Monday, December 05, 2005

Iraq - Documenting Saddam's Terror

Lest we forget what this is all about.

Abdullah Mohammed Hussein was a soldier fighting in the mountains when Iraqi troops took the Kurdish village of Sedar and deported three-quarters of the inhabitants, including his mother, his wife and their seven children. They were taken to a concentration camp at Topzawa and from there some were taken to an execution ground near the archeological site of Hatra, south of Mosul. The remains of 192 people have been found, 123 women and children and 69 men, among them Abdullah's wife and three of their children. There is no trace of his mother and the other four children. They were victims of the genocidal Anfal campaign, which sought to exterminate the Kurds.

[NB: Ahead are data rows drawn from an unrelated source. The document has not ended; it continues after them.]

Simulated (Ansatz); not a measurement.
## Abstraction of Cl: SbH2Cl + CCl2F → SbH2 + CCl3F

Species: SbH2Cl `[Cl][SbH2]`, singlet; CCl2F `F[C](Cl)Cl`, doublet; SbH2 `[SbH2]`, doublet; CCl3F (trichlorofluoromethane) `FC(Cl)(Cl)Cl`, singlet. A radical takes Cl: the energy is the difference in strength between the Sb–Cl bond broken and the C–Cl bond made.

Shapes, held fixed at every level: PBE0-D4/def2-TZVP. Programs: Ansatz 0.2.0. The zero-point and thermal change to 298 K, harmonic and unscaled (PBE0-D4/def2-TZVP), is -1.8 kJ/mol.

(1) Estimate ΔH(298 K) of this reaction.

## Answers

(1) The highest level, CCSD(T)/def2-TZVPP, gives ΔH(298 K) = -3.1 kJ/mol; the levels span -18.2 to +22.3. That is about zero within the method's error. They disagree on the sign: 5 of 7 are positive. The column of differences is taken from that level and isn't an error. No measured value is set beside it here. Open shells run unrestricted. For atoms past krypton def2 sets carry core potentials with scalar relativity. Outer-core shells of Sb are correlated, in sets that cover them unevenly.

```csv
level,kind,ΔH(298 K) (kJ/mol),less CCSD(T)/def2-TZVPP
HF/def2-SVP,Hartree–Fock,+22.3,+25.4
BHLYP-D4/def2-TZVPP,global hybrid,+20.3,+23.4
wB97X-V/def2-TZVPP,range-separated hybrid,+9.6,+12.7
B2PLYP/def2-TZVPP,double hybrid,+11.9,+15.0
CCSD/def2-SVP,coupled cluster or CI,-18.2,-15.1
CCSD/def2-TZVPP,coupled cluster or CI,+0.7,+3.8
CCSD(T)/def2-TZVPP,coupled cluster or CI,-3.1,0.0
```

Between February and September 1988, 100,000 to 180,000 Kurds died or disappeared. The bombing of the Kurdish village of Halabja with chemical weapons including mustard gas, tabun, sarin and VX on March 16, 1988, which killed 3000 to 5000 civilians, was the most publicised of these atrocities because it occurred near the Iranian border and Iranian troops were able to penetrate with the assistance of Kurds, filming and photographing the victims.

Halabja was not an isolated case however. Saddam used chemical weapons at least 60 times against Kurdish villages during Anfal.